‘Confederates’ Off Broadway Review: Dominique Morisseau Suggests College Is the New Plantation

Playwright delivers a lecture on racism in record time

confederates
Photo: Monique Carboni

It’s only March, but already this year New York theatergoers have been treated to plays like Aleshea Harris’s “On Sugarland” and Joshua Harmon’s “Prayer for the French Republic.” These are big plays, running around three hours each, with big casts that create vibrant families and communities on stage to tell important stories. We not only learn, we experience.

Dominique Morisseau has a lot to teach us in her new play, “Confederates,” which opened Sunday at the Signature Theatre at the Pershing Square Signature Center, and she gives herself about 90 minutes to do the job.

During the Civil War, the slave Sara (Kristolyn Lloyd) bandages up a wounded runaway slave turned Union soldier (Elijah Jones) who patronizes her to “stay safe” on the plantation. Sara argues, “I want to die like a man too.” Later in “Confederates,” Sara is sexually propositioned by the slave owner’s ditzy daughter Miss Sue (Kenzie Ross), who, like so many white women of her class, indulges in lesbianism. (This is what’s called the “hetero gaze,” where LGBTQ is used as short-hand to connote decadence, perversion or oppression.) Sara also gets into heated arguments with another slave, LuAnne (Andrea Patterson), who functions as the master’s concubine.

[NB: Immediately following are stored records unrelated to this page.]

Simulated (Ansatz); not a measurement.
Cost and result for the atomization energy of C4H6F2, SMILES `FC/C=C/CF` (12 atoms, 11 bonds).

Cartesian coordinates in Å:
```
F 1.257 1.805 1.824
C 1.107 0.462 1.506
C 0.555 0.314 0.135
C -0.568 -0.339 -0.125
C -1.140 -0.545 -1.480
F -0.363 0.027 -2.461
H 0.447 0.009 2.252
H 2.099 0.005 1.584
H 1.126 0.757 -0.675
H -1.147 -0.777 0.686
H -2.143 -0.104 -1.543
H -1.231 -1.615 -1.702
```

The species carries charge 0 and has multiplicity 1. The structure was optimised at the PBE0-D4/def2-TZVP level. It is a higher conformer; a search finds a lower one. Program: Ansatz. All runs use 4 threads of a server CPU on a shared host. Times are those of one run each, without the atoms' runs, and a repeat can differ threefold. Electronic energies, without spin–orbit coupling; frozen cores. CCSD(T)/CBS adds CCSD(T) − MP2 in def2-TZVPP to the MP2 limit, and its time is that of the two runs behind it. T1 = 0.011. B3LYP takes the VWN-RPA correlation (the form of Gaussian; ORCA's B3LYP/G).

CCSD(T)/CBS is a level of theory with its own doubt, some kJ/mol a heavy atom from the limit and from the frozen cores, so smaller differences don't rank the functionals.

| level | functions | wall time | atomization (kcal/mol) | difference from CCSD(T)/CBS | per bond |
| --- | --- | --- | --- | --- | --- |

The above story is told in a few scenes that take up about 45 minutes. They are interspersed with the other half of “Confederates,” which tells the story of a tenured college professor, Sandra (Michelle Wilson), recently subjected to the indignation of a having a racist photograph posted on her office door.

Sandra can’t escape getting into heated arguments with her colleagues and students: there’s a male student, Malik (Jones), who feels she favors female students; an instructor without tenure, Jade (Patterson), who charges Sara with seeing her as competition; and a ditzy assistant, Candice (Ross, again proving she’s no Butterfly McQueen), who must have scored around 200 on her SATs. Morisseau takes a page from “Gone With the Wind.” She makes characters of one race the butt of all her jokes.

Sandra is a very quick learner. After her talks with Malik and Jade, she gives the student an A-plus on his rewritten paper and she recommends the instructor for tenure. Sandra comes to regret both those decisions in about two minutes of stage time.

In addition to racism and sexism, Sara and Sandra share the burden of not being able to have children. Lloyd and Wilson carry their respective characters’ many burdens with restive aplomb.

Morisseau is at her best with the play’s many verbal fights. Only George Bernard Shaw can make us change our sympathies faster. Handled with much less finesse is the easy symmetry of the past and the present stories presented here. Stori Ayes’s blunt direction wisely emphasizes the radical jumps in time with amusing and flashy costume changes. Ari Fulton is the designer.

Before giving Malik that A-plus, Sandra criticizes his paper, saying, “I think you can draw more concise lines between corporate America and the plantation.” Morisseau has no such problem drawing those lines. She gets the job done in record time.